All it takes is Barber’s skills – Expert

The story that highly honed skills are required for manufacture of high value exports such as computers is a myth, an economist said.


Professor Prema-Chandra Athukorala, Professor of Economics, Australian National University, speaking at a function in Colombo on Thursday (18 August) said that in 1968, when Singapore, with an unemployment rate of 15%, opened up its economy for electronics investments, the country's Finance Minister had said... ...that the skills required for a woman engaging in computer manufacture, should be akin to that of a barber, to do the job.


And Singapore has proved it by being a computer hub today. "In a labour abundant country, Singapore has become one of the richest countries," said Athukorala. Singapore has proved that this so called deficiency of a "skills barrier" is a myth, he said.
He said that similarly, what Sri Lanka needs to grow its economy is not services such as tourism, but manufacturing. Only manufacturing can absorb unskilled workers and the island has a large pool of unskilled labour, said Athukorala.
The BoI is not going in the hinterland to tap them for employment potential and as a result many companies are paying incentives to their workers to recruit labour, he said. Though they talk of the lack of human capital in the island, manufacturers don't believe that lie, said Athukorala.

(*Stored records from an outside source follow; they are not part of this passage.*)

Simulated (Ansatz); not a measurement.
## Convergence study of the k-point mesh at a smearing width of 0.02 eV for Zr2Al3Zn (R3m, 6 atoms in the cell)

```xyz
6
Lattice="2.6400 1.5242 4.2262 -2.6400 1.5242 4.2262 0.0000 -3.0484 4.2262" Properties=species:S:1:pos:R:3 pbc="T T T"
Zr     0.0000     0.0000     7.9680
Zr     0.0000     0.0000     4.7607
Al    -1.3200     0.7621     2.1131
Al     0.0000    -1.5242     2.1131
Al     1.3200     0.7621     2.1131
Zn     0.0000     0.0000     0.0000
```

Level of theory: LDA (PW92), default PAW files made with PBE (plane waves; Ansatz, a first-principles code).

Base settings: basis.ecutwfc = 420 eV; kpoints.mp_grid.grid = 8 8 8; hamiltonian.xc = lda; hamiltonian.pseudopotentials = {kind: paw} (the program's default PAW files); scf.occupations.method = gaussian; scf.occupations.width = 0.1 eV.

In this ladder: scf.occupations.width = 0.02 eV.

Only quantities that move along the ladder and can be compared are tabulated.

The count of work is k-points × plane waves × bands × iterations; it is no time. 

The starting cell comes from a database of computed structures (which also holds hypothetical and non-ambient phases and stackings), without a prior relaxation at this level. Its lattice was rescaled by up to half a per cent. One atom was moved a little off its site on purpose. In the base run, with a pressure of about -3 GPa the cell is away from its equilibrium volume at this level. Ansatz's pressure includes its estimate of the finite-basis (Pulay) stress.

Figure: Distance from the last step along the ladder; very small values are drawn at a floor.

Nonetheless, there is a company in the outskirts servicing the global automotive industry, which has an annual turnover of US$ 45 million, whilst employing a thousand, he said. There is another company at Badalgama in the Wayamba Province which manufactures electronic sensors, while providing employment to 600, said Athukorala.
Industrialization is the pivot for employment generation and thereby poverty reduction, he said. An example is China which has reduced poverty from 40% to 9% through industrialization, he said. Sixty eight per cent of the world production comes from developing countries, he said.


Athukorale said that while China is involved in labour intensive electronic assembly industries, Sri Lanka's labour was better than that in Thailand, but because the latter has ventured in to high tech manufacture, their labour grade per capita annual income is US$ 500 per capita per mensem, whereas the island's lowly garment sector worker earns a mere $ 100.
He said that though Sri Lanka lost large electronic giants such as Harris Corporation and Microsoft due to the July 1983 disturbances, it's still home to middle level electronics firms which employ an average of 400 employees each in their workplaces, providing a total employment of 20,000. Sri Lanka's trade regime is comparable to that of Malaysia but what is needed is the rationalization of tariffs, said Athukorala. The seminar was organized by Advocata Institute, a local think tank.